A DANGEROUS BUSINESS – Jane Smiley

Jane Smiley’s A Dangerous Business (Knopf 2022) was published in December of last year, but I just got around to reading the uncorrected proof the publisher sent.  I know Smiley is a phenomenal writer – Horse Heaven and A Thousand Acres are two powerful novels that highlight that talent – but A Dangerous Business was a complete disappointment. It appears cobbled together from other storylines, which gives it a disjointed feel, and the plot and characters are underdeveloped. Such a bummer because the premise with Smiley’s talent should have made this a five-star read. What happened?  I’m flummoxed because I appear in the minority with this one.

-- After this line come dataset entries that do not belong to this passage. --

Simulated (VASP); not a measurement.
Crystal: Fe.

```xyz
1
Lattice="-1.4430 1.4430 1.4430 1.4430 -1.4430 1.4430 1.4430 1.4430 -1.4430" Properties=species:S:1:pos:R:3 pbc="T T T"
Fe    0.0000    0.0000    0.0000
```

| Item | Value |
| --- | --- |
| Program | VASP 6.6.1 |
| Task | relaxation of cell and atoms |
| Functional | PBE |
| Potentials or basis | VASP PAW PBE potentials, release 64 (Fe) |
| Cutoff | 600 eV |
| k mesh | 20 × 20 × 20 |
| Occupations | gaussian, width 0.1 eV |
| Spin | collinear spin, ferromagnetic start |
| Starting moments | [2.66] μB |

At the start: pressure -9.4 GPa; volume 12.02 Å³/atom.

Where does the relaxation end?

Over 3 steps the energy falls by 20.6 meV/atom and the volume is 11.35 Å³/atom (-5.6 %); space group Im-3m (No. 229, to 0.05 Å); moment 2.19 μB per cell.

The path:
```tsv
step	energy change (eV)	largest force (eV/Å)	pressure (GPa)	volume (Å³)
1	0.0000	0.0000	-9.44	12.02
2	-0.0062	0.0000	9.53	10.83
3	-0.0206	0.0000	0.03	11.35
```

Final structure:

Set in 1851, the novel follows a young prostitute who, armed with Poe stories and with the help of a female sex worker who only services other females, investigates the disappearance and murders of other prostitutes while juggling a series of clients who range in age, with the youngest being 14, and who are all suspects.

This could have been great. Add about two hundred more pages, give Eliza more substance and flesh, smooth the edges of the cobbled bits so it doesn’t read like paragraphs pulled from other works in progress, and definitely develop Eliza’s relationships with Jean and Olive more.  Instead, it’s a skeleton and an unsatisfying read.